Yasu replaces a long series of large, unsuccessful Asian restaurants in this space in Coolidge Corner. The new features are an extensive menu of Japanese and Korean specialties, with a whole room dedicated to Korean at-table barbecue. I tried it both ways, and enjoyed both visits, but the barbecue provides the most fun.

There are appetizers, mostly Japanese, plus a long list of custom sushi. I tried a Red Sox maki ($10.95), which is somewhat different than the one at Umi (nearer to Fenway) but also served in a long roll topped with tobiko (red flying-fish roe) — like a red sock, I guess. Inside was a rice roll around a fried eel, and a topping of lobster or shrimp under the tobiko.
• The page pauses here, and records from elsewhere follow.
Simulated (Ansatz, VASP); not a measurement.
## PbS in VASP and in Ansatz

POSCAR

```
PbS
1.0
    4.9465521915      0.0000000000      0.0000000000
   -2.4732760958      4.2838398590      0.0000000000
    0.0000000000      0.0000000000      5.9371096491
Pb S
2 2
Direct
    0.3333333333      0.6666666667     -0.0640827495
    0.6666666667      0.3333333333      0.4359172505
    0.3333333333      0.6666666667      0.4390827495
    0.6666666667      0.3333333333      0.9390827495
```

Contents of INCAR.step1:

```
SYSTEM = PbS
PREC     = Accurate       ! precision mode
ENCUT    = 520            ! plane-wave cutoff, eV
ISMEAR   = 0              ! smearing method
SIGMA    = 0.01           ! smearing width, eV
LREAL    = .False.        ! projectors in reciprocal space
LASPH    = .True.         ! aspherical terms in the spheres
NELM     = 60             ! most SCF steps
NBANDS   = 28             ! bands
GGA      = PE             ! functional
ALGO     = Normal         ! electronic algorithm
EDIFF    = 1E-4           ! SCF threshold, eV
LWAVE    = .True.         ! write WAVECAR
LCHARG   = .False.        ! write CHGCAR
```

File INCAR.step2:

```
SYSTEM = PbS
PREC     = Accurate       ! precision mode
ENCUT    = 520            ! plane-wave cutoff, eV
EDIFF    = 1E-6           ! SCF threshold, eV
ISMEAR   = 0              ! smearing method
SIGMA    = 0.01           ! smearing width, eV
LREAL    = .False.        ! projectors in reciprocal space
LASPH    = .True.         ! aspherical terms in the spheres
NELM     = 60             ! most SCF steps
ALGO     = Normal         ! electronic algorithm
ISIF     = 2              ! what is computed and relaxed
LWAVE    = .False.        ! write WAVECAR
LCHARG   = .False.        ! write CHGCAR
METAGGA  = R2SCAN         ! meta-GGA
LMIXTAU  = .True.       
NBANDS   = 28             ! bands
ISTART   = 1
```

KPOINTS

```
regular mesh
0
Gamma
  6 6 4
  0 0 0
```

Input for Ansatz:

One of the few denominated Korean appetizers, scallion pancake ($9.95), is a great one, greasy and eggy but full of scallions with a nice soy-based dip that cuts the grease. Shumai ($5.75) are bland but satisfying barrels of seafood paste, shaped like bay scallops but with more flavor than all but the freshest local bay scallops. Oshitashi ($4.50), the dish of spinach cooked with sesame seeds, is distinguished mostly by the handsome jade-green service plates.

For many diners, the variety of side dishes (ban chan) served with large Korean dinners will be appetizers enough. When we sat at the barbecue table and ordered two large barbecue dishes, we got about 11 ban chan, including a wonderful cucumber kimchi as fresh and crisp as half-sour pickles, the usual Napa-cabbage kim chee, a nice dish of pickled seaweed salad, an intriguing dish of hot radish leaves, another of mild dried fish crumbles, some thin daikon disks marinated for wrapping bits of seafood, a dish of shredded and marinated bellflowers, bean-curd skins, another of sake-marinated daikon I liked quite a lot, one of pickled bean sprouts, and an almost-conventional salad of lightly cooked green beans, baby corn cobs, and carrots. (With smaller dinners on another visit, we had the two kinds of kimchi, the green-bean salad, the marinated daikon, and the pickled seaweed.)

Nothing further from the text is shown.